At least the Royal should be dropped - they are a sick joke, they turn blind eyes at every opportunity and unless they are going to get money out of the press coverage they do a really poor job.


----------



## MerrySherryRider (26 January 2013)

GW,you're out of touch with wages if you think the RSPCA pay senior executives too much. Last time I checked, the RSPCA was way down the list. You should see what the RSPB pay, now that's shocking, but they are an incredibly rich charity.


----------



## Goldenstar (26 January 2013)

Yes I do intend to email my MP over the weekend with my thoughts on this.


----------



## Moomin1 (26 January 2013)

Gingerwitch said:



			Well well well the fat cats of the government facing the fat cats of the RSPCA - they should all rot in hell - they are greed through and through and are using animals as a licence to line their own pockets - they make me equally as sick !

£120,000 k for a senior member of the RSPCA wages plus expensises - they would not know one end of a dog or cat from another.

At least the Royal should be dropped - they are a sick joke, they turn blind eyes at every opportunity and unless they are going to get money out of the press coverage they do a really poor job.
		
Click to expand...

Dear me, all that bed rest getting to you GW?!

You sound far too aggressive lately..


----------



## Serenity087 (26 January 2013)

The RSPCA spent £300,000 of charity money on attempting to bitch slap a fox hunter.

THEY are the ones making this politcal, not Simon Hart!

Who is probably quite considerably cheaper to keep than those bunch of morons..

Oh I do hope people write to their MPs... I suspect the RSPCA will be unpleasantly surprised how the animal loving public respond... They're not the RSPCA anymore, they're an unpleasant front for the animal rights agenda and people know it!


----------



## Moomin1 (26 January 2013)

Serenity087 said:



			The RSPCA spent £300,000 of charity money on attempting to bitch slap a fox hunter.

THEY are the ones making this politcal, not Simon Hart!

Who is probably quite considerably cheaper to keep than those bunch of morons..

Oh I do hope people write to their MPs... I suspect the RSPCA will be unpleasantly surprised how the animal loving public respond... They're not the RSPCA anymore, they're an unpleasant front for the animal rights agenda and people know it!
		
Click to expand...



I am sure people are quite aware of the cost of the Heythrop prosecution by now dear..no need to repeat it..

Money very well spent IMO..


----------



## Bedlam (26 January 2013)

Gingerwitch said:



			Well well well the fat cats of the government facing the fat cats of the RSPCA - they should all rot in hell - they are greed through and through and are using animals as a licence to line their own pockets - they make me equally as sick !
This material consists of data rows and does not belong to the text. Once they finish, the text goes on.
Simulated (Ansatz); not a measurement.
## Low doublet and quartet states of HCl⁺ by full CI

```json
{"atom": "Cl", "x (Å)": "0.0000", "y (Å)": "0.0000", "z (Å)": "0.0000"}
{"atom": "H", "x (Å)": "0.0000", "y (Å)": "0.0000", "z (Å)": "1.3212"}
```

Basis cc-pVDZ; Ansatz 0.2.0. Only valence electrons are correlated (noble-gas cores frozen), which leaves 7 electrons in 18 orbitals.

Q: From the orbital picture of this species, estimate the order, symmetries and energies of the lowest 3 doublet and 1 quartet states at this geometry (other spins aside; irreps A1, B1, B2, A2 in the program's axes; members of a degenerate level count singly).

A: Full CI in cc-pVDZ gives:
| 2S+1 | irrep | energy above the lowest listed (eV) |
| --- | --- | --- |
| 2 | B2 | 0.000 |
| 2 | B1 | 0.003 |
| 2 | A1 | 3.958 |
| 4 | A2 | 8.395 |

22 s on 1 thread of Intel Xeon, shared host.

£120,000 k for a senior member of the RSPCA wages plus expensises - they would not know one end of a dog or cat from another.

At least the Royal should be dropped - they are a sick joke, they turn blind eyes at every opportunity and unless they are going to get money out of the press coverage they do a really poor job.
		
Click to expand...



Oh honestly - £120K is not a huge wage for someone high up in a national organisation. Would you rather someone with no management experience was at the top of an organisation like this because of their devotion to the welfare of puppies and kittens?

Unless you pay wages like that you won't have people with the right skills or experience in place. You can't expect good people to be altruistic and work for nothing. Would you do your job for nothing just because it gave you a warm glow of satisfaction?


----------



## Moomin1 (26 January 2013)

Bedlam said:



			Oh honestly - £120K is not a huge wage for someone high up in a national organisation. Would you rather someone with no management experience was at the top of an organisation like this because of their devotion to the welfare of puppies and kittens?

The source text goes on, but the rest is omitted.